Anna Huang

Cheng-Zhi Anna Huang 黃成之

In Fall 2024, I started a faculty position at Massachusetts Institute of Technology (MIT), with a shared position between Electrical Engineering and Computer Science (EECS) and Music and Theater Arts (MTA). For the past 8 years, I have been a researcher at Magenta in Google Brain and then Google DeepMind, working on generative models and interfaces to support human-AI partnerships in music making.

I am the creator of the ML model Coconet that powered Google’s first AI Doodle, the Bach Doodle. In two days, Coconet harmonized 55 million melodies from users around the world. In 2018, I created Music Transformer, a breakthrough in generating music with long-term structure, and the first successful adaptation of the transformer architecture to music. Our ICLR paper is currently the most cited paper in music generation.
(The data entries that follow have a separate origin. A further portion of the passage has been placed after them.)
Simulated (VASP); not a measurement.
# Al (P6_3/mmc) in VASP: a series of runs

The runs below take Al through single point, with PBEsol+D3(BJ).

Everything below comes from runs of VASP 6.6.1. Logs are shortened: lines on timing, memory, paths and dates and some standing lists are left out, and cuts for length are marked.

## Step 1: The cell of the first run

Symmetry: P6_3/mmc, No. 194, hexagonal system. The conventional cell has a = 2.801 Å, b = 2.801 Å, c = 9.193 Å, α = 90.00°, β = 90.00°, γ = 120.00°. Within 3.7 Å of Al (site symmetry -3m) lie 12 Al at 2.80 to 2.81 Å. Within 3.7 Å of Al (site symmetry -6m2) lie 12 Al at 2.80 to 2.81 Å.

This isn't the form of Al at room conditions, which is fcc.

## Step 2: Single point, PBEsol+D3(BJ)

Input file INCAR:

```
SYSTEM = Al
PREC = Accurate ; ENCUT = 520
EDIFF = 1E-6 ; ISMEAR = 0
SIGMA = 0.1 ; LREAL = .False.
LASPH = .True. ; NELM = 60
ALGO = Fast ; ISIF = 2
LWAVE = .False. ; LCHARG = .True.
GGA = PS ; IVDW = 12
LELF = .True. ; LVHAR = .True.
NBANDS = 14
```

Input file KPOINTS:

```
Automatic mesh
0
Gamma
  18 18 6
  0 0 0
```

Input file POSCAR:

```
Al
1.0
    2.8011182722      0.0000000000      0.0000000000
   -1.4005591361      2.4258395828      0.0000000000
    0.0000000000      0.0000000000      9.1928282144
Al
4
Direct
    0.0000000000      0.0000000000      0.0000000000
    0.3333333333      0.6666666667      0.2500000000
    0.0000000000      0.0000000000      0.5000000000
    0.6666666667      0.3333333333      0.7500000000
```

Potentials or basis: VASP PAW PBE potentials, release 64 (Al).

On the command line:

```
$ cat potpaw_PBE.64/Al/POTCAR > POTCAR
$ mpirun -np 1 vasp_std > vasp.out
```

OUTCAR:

I was a Canada CIFAR AI Chair at Mila, and continue to hold an adjunct professorship at University of Montreal. I was a judge then organizer for AI Song Contest 2020-22. I did my PhD at Harvard University, master’s at the MIT Media Lab, and a dual bachelor’s at University of Southern California in music composition and CS.

🎵 We have multiple Postdoc positions open for Fall 2025 at MIT Music Technology, through the School of Humanities, Arts, and Social Sciences (SHASS) as well as the College of Computing.

🎵 For PhD, apply through MIT EECS (by Dec 1st). See recruiting section below for more details.

Research Interests

I’m interested in taking an interaction-driven approach to designing Generative AI, to enable new ways of interacting with music (and AI) that can extend how we understand, learn, and create music. I aim to partner with musicians, to design for the specificity of their creative practice and tradition, which inevitably invites new ways of thinking about generative modeling and Human-AI collaboration.

I propose to use neural networks (NNs) as a lens onto music, and a mirror onto our own understanding of music. I’m interested in music theories and music cognition of NNs and for NNs, to understand, regularize and calibrate their musical behaviors. I aim to work towards interpretability and explainability that is useful for musicians interacting with the AI system. I envision working with musicians to design interactive systems and visualizations that empower them to understand, debug, steer, and align the generative AI’s behavior.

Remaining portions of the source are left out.